(5 days, 12 hours ago)
Commons ChamberThe hon. Lady raises a very good point, which I will come on to shortly.
All of this points to the fact that, let us be honest, this is not actually a Budget about growth. I only left the Chamber for half an hour to have a cup of tea, and all the speeches that I have heard from those on the other side of the House—the “far left” side, or whatever it might be—have been about redistribution. They have all been about how pleased Labour Members are at the redistribution that is going on. That is fine, but I wish their Front Benchers would be honest about what they are trying to do, because they are sacrificing the prospect of future growth for the economy in order to tick the box on Labour Members’ political demands about redistribution. That is fine, and we have been here before. As hon. Members have said, we have been through most of these scenarios before. I am only just old enough to remember, but it happened in the 1970s. That was when we last had an openly redistributive Government—forget Tony Blair, because he was not about that—and we saw what happened to growth as a result.

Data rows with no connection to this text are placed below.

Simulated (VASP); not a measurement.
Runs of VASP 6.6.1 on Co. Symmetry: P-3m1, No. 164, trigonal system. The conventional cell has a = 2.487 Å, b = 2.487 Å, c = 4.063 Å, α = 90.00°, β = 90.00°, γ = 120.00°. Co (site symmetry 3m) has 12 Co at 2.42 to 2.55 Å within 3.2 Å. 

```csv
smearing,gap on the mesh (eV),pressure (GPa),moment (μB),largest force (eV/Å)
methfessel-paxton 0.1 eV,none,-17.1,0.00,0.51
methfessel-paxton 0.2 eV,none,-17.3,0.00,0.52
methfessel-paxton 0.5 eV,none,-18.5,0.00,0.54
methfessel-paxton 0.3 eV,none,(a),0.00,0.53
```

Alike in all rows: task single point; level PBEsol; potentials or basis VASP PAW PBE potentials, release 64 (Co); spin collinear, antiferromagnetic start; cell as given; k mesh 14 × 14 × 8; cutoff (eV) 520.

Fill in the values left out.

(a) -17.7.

To me, four things were broadly missing from this Budget. First, there very obviously is no governing philosophy of the political economy that any of us can discern. There is no plan or strategy. There is maths, there are inputs and outputs, and there is political box-ticking, but there is no sense of what kind of economy we are trying to build. There was a nod towards it in the desire to review the enterprise investment scheme and venture capital trusts, but that is really about trying to keep the lobby groups in the City happy. There is no plan to build an energetic economy.
Secondly, as has been said by a number of Opposition Members, there is no comprehension of how this Government—and I have to say, sadly, previous Governments—have damaged the return on risk. A number of Members have said that capitalism relies on risk. People go out there to invest, to risk their own money and to buy businesses, and they do that calculating the return they are going to get. If we continue to tax that return, to regulate that return and to make that return less attractive, fewer and fewer people will take that risk. If we want a scale-up economy that takes advantage of the scientific and technological inventions that we are so good at producing, we have to reduce the impositions we put on risk and make it worth while.
Thirdly, we did not have any talk about frictional taxes. The Chancellor was trumpeting growth this year, but the only reason we had a bump in growth this year was the closing of the stamp duty window, when people rushed—
I will not give way, because I am running out of time. People rushed to fill the void, and we saw a bump in growth in the first half of the year, but since then it has been tailing off. We have to focus on the fact that frictional taxes do enormous damage.
Finally, we are at the bottom of an ellipse in human achievement, particularly in this country. If we do not get capitalism right in the UK to take advantage of that, as we did during the Victorian era, we will not build wealth for the centuries of the future, and we or our children will not live off the profits of this period.